This challenge topic is related to my Daily Prompt entry Urgency is all Relative. I breezed through Erica’s entry but I did not pay much attention to the noted articles and books. I read the post for the ‘gist’ of this challenge but I already had a couple of ideas to write about.
Nothing about “social media” is authentic. It’s all an artificial atmosphere created (by those who create such things as Facebook) to make money. It morphs into other things beyond – and I might be generous here – the simple and ‘innocent’ design of creating an immediate and artistic way to communicate to groups of people, as all things unleashed to the general public tend to do. If you want to be authentic, ask a friend to meet for lunch and have a conversation – face-to-face – without once looking at your smart phone. Try it.

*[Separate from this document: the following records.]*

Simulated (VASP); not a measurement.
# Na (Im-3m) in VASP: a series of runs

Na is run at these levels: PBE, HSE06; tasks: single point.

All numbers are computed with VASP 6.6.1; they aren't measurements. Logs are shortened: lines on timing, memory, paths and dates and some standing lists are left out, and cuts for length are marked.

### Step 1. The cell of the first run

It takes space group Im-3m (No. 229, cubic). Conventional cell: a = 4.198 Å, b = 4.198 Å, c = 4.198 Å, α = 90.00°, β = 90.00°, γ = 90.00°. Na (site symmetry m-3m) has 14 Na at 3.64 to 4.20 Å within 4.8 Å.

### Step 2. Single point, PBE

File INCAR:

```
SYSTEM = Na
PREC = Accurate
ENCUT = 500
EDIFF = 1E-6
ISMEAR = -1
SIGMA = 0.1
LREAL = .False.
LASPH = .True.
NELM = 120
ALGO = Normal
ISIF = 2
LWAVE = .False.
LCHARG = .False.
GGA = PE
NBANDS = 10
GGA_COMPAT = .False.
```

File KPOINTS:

The other thought I had about authenticity is that people sometimes confuse being “authentic” with the license to be rude. For example, when someone dresses in a way that is, lets call it “attention grabbing” and then they notice people looking twice, staring or otherwise doing exactly what was intended by the outfit, these same people become angry and act out. If you don’t want people ‘gawking’, don’t dress or act in a way that demands attention. If you dress the way you do because you like it, it’s “you”, then it won’t really matter who looks and what they think. That’s being authentic. I wear jeans, T-shirts and my hair really (really) short because it’s my preference – I’m being authentic – and I get looks but I don’t care. People can like or not like how I look, it’s not about them, it’s about me being me. By the same tolken I am not offended by being (accidentally) called “Sir” or when asked why I have my hair
That’s my brief post. If I decide that, after puzzling over the topic more, I want to elaborate – I’ll ‘edit’.
BTW: I have no idea what is meant by “radical authenticity” so I didn’t address it.